Ninth Circuit Analyzes the Regs

The Ninth Circuit starts its analysis by going to the regulations – not the statute – the regulations.  Had they started with the statute, I believe they would have ended with a completely different result.  First, the Ninth Circuit notes that jurisdiction vests when a charging document is filed with the Immigration Court.  8 C.F.R. § 1003.14(a).  “A charging document is “the written instrument which initiates a proceeding before an Immigration Judge,” and one of the enumerated examples is a notice to appear.  8 C.F.R. § 1003.13.”  Karingithi, slip op. at *6.  So far, we all agree.  

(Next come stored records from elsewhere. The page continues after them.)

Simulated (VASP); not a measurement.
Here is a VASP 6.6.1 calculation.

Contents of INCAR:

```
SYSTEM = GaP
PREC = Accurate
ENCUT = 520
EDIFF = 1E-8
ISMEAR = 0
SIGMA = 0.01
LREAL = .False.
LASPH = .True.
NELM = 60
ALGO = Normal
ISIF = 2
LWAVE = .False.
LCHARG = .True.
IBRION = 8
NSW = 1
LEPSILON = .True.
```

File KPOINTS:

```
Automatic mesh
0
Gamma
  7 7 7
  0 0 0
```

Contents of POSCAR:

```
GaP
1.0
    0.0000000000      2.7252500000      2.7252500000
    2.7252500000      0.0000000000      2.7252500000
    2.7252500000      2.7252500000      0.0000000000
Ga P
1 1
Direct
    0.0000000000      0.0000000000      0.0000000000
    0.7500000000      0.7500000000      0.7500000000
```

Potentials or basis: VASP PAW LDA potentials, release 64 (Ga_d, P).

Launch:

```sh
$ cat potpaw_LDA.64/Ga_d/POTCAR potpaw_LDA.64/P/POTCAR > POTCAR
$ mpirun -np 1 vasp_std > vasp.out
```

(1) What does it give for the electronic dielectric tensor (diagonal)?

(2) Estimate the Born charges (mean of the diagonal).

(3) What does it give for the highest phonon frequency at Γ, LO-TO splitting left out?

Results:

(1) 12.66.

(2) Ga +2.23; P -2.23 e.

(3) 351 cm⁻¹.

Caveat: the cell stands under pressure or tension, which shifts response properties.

The Ninth Circuit notes that the regulation does not require the time and date of the proceeding in the original notice under 8 C.F.R. § 1003.15(b).  (Here is where the Ninth Circuit’s argument goes off the rails).  The regulation lists a Notice to Appear as a charging document.  The statute requires that a Notice to Appear list the time and place of the hearing.  But, instead of relying on the statute, the Ninth Circuit relies on the regulation that states that the Notice to Appear only need list the time and place of the hearing “where practicable.”  8 C.F.R. § 1003.18(b).  The Ninth Circuit notes that while the statute (INA § 239(a)) requires that the notice to appear must be given to the noncitizen and that it requires the time and place at which the government will hold the proceedings; “[n]otably, the statute is silent as to the jurisdiction of the Immigration Court.”  Karingithi, slip op. at *7.  The Ninth then states that the regulations not the statute define when jurisdiction vests.  “Section 1229 [INA § 239] says nothing about the Immigration Court’s jurisdiction.  And for their part, the regulations make no reference to § 1229(a)’s definition of the notice to appear.”  Karingithi, slip op. at *8.  That argument is pure nonsense. 

Ninth Circuit Distinguishes Pereira

The Ninth Circuit then does its best to distinguish the Supreme Court’s decision in Pereira v. Sessions, 138 S. Ct. 2105 (2018).  The Ninth Circuit notes that Pereira dealt with an issue distinct from the jurisdictional questions here.  In Pereira the question was whether a notice to appear that lacked the time and date of the hearing stopped time for cancellation of removal under INA § 240A(b).  Under the stop-time rule “the period of continuous physical presence” is “deemed to end…when the alien is served with a notice to appear under section 1229(a).”  INA § 240A(d).  Karingithi, slip op. at *9. 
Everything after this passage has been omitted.